Acclimatization at home

I live at 3 meter below sea level. The highest 'mountain' in the area is the 37m high 'Vlaggeduin'. The nearest mountains are a 10 hours drive away. The Netherlands is the perfect place to live for a mountaineer....not.

Besides that specific training in the mountains would be the best training for our expedition, it would be of great help to be pre-acclimatized before we leave for our expedition. This would reduce both the time we need to spend on the mountain and risk for developing altitude sickness.

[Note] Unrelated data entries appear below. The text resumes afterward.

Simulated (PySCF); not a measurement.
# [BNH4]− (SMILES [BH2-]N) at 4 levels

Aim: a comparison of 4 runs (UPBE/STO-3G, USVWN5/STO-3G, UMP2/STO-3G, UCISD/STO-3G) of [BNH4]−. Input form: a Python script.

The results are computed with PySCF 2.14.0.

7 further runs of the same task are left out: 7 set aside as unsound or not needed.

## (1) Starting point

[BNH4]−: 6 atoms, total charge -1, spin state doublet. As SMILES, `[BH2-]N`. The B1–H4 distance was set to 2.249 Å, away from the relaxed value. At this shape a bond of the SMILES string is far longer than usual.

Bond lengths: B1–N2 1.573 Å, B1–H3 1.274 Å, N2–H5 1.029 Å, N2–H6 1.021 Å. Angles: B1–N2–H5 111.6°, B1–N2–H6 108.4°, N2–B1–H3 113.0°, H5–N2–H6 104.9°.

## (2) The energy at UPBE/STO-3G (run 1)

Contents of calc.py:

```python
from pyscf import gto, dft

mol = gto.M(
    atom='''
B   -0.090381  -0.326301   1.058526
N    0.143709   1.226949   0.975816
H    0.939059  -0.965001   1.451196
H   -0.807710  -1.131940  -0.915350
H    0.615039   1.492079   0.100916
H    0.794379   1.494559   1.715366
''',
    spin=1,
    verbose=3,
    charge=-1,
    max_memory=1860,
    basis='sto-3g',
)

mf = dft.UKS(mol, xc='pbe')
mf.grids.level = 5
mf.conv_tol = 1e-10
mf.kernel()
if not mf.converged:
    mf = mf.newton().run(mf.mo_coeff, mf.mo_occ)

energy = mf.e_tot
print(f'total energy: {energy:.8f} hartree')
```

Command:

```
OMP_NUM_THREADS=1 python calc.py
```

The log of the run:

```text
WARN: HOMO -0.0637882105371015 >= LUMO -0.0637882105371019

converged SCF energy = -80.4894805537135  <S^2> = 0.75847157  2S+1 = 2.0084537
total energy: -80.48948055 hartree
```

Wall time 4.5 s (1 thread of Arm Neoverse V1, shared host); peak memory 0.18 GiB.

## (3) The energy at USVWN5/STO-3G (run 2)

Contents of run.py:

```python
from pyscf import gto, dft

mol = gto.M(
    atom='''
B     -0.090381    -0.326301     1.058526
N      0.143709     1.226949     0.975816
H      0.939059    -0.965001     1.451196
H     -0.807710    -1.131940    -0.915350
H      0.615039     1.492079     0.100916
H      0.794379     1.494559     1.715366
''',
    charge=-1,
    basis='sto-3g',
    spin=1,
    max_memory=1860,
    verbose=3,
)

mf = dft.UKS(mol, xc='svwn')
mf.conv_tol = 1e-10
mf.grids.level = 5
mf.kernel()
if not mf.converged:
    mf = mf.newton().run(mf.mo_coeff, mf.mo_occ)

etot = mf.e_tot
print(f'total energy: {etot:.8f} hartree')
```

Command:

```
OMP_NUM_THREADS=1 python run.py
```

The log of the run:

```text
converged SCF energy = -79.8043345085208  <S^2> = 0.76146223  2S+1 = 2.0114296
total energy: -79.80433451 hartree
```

Since we have no mountains around the corner to acclimatize, we are experimenting with hypoxic pre-conditioning this year. Basically oxygen deprivation at home while sleeping and training to let our bodies already adjust to the altitude. On top of Peak Pobeda there is only 38% of oxygen in the air compared to sea level. 

How does it work?
We have installed plastic tents (from Altitude Dream.com ) on our beds that are connected to a machine that uses carbon to regulate the amount of oxygen that is blown into the tent. The machine can simulate the oxygen levels up to an altitude of 6.400m. I'm sleeping in a queen-size tent, while Gijs sleeps in tent that only covers his upper body since his girlfriend was not too fond of joining his acclimatization fun.

This machine can also be connected to a mask which we use when watching TV or sitting behind a computer for passive acclimatization. We also use this mask while doing interval training on a spinning bike. This is a very intense training method, which is also being used by professional sportsmen. 

We've been sleeping for four weeks in these tents now and gradually increased the setting up to 4.000m (60% oxygen compared to sea level). We closely monitor our oxygen levels every morning when we wake up. In normal conditions, the oxygen saturation in your blood is 100%, but during our acclimatization we aim to wake up with levels between 90% - 92%. If our levels are higher in the morning, it means we can increase the altitude. If we go lower than 90% it has a negative impact on our training and overall fitness. Now that we are almost leaving, we are 'pushing' it a bit. 

My first nights in this tent weren't great. I woke up more tired than normally. Actually, just like your first nights at new altitudes in the mountains! But now I'm quite used to it. So, does it work? Recently we went for a trip to the Alps and went in a day from sea-level to 3.800m without too much issues which is a good sign! We will only know for sure when we fly with the helicopter directly to basecamp at 4.000m!